Resolving Class Imbalance for LiDAR-based Object Detector by Dynamic Weight Average and Contextual Ground Truth Sampling
This addresses the issue of imbalanced performance across classes in autonomous driving systems, but it is incremental as it builds on existing techniques like GT sampling.
The paper tackled the problem of data imbalance in LiDAR-based 3D object detection for autonomous driving by proposing a method with dynamic weight average and contextual ground truth sampling, resulting in better detection accuracy on KITTI and nuScenes datasets compared to existing approaches.

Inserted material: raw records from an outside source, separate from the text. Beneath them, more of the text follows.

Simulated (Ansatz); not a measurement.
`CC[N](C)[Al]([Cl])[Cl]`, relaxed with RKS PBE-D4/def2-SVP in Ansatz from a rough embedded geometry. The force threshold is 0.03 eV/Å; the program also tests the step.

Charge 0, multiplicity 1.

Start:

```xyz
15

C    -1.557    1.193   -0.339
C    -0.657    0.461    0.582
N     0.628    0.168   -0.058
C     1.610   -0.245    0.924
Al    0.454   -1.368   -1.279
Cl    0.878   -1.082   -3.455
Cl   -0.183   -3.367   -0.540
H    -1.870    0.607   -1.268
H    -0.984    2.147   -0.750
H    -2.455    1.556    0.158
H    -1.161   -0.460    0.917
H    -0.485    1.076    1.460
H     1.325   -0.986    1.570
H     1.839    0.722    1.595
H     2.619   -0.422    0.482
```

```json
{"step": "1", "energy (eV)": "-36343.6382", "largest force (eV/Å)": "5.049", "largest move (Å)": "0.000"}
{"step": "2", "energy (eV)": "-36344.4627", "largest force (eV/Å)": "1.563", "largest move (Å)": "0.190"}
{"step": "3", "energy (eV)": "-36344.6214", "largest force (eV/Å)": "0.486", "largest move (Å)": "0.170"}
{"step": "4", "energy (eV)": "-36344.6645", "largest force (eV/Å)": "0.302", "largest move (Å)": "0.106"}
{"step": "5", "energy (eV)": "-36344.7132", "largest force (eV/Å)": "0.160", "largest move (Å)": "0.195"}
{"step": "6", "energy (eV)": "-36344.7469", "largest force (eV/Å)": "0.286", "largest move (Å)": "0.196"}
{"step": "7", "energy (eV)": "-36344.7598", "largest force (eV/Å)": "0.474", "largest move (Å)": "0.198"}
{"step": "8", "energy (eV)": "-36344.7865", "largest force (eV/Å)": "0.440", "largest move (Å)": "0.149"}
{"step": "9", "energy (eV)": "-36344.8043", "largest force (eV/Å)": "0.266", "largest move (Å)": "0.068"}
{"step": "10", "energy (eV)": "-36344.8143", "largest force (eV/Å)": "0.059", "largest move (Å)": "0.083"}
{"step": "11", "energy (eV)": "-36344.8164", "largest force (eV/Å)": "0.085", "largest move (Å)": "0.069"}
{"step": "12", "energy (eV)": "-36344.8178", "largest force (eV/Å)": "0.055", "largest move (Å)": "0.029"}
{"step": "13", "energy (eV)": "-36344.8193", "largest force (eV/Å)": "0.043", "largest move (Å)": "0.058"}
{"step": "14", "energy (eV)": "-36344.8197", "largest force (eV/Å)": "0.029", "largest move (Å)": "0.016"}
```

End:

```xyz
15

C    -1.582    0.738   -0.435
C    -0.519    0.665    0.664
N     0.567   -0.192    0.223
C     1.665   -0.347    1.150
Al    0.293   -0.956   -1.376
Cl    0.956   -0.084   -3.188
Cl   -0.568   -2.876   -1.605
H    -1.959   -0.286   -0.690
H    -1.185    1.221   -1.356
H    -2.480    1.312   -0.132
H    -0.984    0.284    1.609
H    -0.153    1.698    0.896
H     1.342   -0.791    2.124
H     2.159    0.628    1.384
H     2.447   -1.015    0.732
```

An autonomous driving system requires a 3D object detector, which must perceive all present road agents reliably to navigate an environment safely. However, real-world driving datasets often suffer from the problem of data imbalance, which causes difficulties in training a model that works well across all classes, resulting in an undesired imbalanced sub-optimal performance. In this work, we propose a method to address this data imbalance problem. Our method consists of two main components: (i) a LiDAR-based 3D object detector with per-class multiple detection heads where losses from each head are modified by dynamic weight average to be balanced. (ii) Contextual ground truth (GT) sampling, where we improve conventional GT sampling techniques by leveraging semantic information to augment point cloud with sampled ground truth GT objects. Our experiment with KITTI and nuScenes datasets confirms our proposed method's effectiveness in dealing with the data imbalance problem, producing better detection accuracy compared to existing approaches.